Thread (10 messages) 10 messages, 5 authors, 2015-12-23

[PATCH 1/2] PCI: generic: Refactor code to enable reuse by other drivers.

From: arnd@arndb.de (Arnd Bergmann)
Date: 2015-12-22 21:14:25
Also in: linux-devicetree, linux-pci, lkml

On Tuesday 22 December 2015, David Daney wrote:
On 12/22/2015 02:07 AM, Will Deacon wrote:
quoted
On Mon, Dec 21, 2015 at 05:53:41PM -0800, David Daney wrote:
quoted
From: David Daney <redacted>
diff --git a/drivers/pci/host/pci-host-generic.c b/drivers/pci/host/pci-host-generic.c
index 5434c90..e83cec7 100644
--- a/drivers/pci/host/pci-host-generic.c
+++ b/drivers/pci/host/pci-host-generic.c
[...]
quoted
quoted
-static int gen_pci_probe(struct platform_device *pdev)
+int gen_pci_common_probe(struct platform_device *pdev,
+			 struct gen_pci *pci)
Whilst I'm fine with this patch, I don't know how Bjorn will feel about
exposing this function outside of the generic host driver. We could avoid
it by turning things upside-down and having the generic driver probe
the other drivers by matching a compatible string with a probe function
pointer, but I'd be interested to see what others think.
Note: I know that pci-host-generic is not built as a loadable module, but...

struct of_device_id, MODULE_DEVICE_TABLE, struct platform_driver and the 
registering of platform drivers is fairly well standardized in the 
kernel, and module loading userpace tools.
Agreed, this is the correct way to do the abstraction if we want one, the way
that Will describes is generally not a good idea, and we've converted a
number of drivers that did it like that to the way you do it here.
The struct of_device_id, MODULE_DEVICE_TABLE must really reside in the 
same module as the driver for the device.   We are creating a separate 
driver precisely because we don't want to mix all this ThunderX specific 
code into the pci-host-generic driver when it is used by arm-32bit and 
others.  This means that, at a minimum, we would have to export the 
pci-host-generic probe function so that it could be referenced by struct 
platform_driver in other modules.
Right.
This brings up the next problem.  How to attach driver specific data to 
the generic driver structures?  At first I tried augmenting  struct 
gen_pci_cfg_bus_ops with a callback .init() function to be called by the 
generic driver, but this would also require adding an an element to 
struct gen_pci to point to a driver specific data object.  It felt a 
little convoluted and complex.

This led me to the current design where struct gen_pci is embedded in 
the driver specific structure, and the allocation of this is done in the 
driver specific probe function.  No more callbacks, no additions to the 
pci-host-generic structures.  I think it is a little cleaner this way.

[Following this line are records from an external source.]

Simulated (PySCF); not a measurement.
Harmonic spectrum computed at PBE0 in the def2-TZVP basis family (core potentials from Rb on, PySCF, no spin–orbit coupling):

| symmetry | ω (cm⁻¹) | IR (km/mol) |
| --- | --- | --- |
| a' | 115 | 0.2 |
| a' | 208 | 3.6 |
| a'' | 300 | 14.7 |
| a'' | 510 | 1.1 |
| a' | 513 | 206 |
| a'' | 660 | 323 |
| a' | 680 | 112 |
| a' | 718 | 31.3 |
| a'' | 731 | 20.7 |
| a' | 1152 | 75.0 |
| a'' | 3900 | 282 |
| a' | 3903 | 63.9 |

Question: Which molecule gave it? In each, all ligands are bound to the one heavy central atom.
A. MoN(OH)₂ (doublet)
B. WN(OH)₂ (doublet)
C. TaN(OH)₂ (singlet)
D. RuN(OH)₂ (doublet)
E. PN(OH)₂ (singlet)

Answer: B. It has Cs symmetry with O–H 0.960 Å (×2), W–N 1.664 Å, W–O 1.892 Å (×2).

If there are suggestions as to how it can be made cleaner yet, I would 
be happy to implement and test them.
My idea of the long-term direction for the pci-host-generic driver
would be to move more parts into the PCI core code as library functions
that can be used by other drivers as well. This would also address my
other concern that I'd like to see the generic host driver remain the
simplest example that we have, and only require any additional code in
other drivers to add functionality or workarounds.

Adding an abstraction layer within the driver to some degree goes in the
opposite direction of that.

One approach that might work would be to split the existing driver into
three files: one for CAM, one for ECAM and one for the common parts,
with an interface similar to what you have here. Then you can add your
driver as a third front-end, and we can keep working on integrating the
common parts further into the PCI core.